Price target decreases & downgrades
Aquarius Platinum (AQP)
Chart: Share price over the year to versus ASX200 (XJO)
Share Price: $2.50
Price target: $2 – $4.10
Broker Calls: Neutral – UBS
Foreward P/E: 8.93
Market Cap: $1.17 billion
Aquarius Platinum, the world’s fourth-largest platinum producer, has blamed safety stoppages in South Africa for the company’s poor performance in 2011. But it doesn’t stop there, Aquarius CEO Stuart Murray also pointed the finger at rising regulation in Zimbabwe.
‘All these relentless challenges make it clear that some of the stakeholders in both countries (SA and Zimbabwe) in which we operate simply do not grasp the fact that there are only 100c in the rand and 100 pennies in the dollar. There is simply no more to be taken before the operations are threatened,’ he said.

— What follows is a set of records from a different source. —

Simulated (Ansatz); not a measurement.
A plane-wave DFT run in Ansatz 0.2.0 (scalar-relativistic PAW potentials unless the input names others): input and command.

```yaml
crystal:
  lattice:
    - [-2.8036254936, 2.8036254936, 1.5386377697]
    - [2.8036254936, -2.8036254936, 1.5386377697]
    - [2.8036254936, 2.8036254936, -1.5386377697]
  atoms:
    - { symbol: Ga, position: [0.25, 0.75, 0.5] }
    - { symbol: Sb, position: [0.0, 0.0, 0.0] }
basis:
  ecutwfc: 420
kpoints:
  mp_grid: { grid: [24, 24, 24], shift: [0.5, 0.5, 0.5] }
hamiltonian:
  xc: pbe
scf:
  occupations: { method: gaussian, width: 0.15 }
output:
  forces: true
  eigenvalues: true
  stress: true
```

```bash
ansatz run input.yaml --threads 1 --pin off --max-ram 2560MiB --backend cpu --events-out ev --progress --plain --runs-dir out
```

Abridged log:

Whatever the reason, production for Aquarius is well down, with its December 2011 quarter figures showing a significant 17% slowdown in output to 105,629 ounces for the quarter ended Dec. 31, with a 26% drop at Everest mine in South Africa. What’s more, in a year to forget for platinum producers the white metal also fell 9.8% to an average $1,533 an ounce during the quarter – down from $1,700 a year earlier. Aquarius Plantinum fell 11.35% to $2.50 this week alone, and is down 59% over the past year. It had been sitting at $17.00 in mid-2008.
‘The December quarter of 2011 was a most challenging one (for) the entire platinum industry, which continues to be attacked from many angles,’ said Murray. ‘The period saw the tail end of our recent operational challenges and was exacerbated by deteriorating economic conditions, increased stoppages across the Rustenburg district and continued underperformance by the lead mining contractor,’ he said.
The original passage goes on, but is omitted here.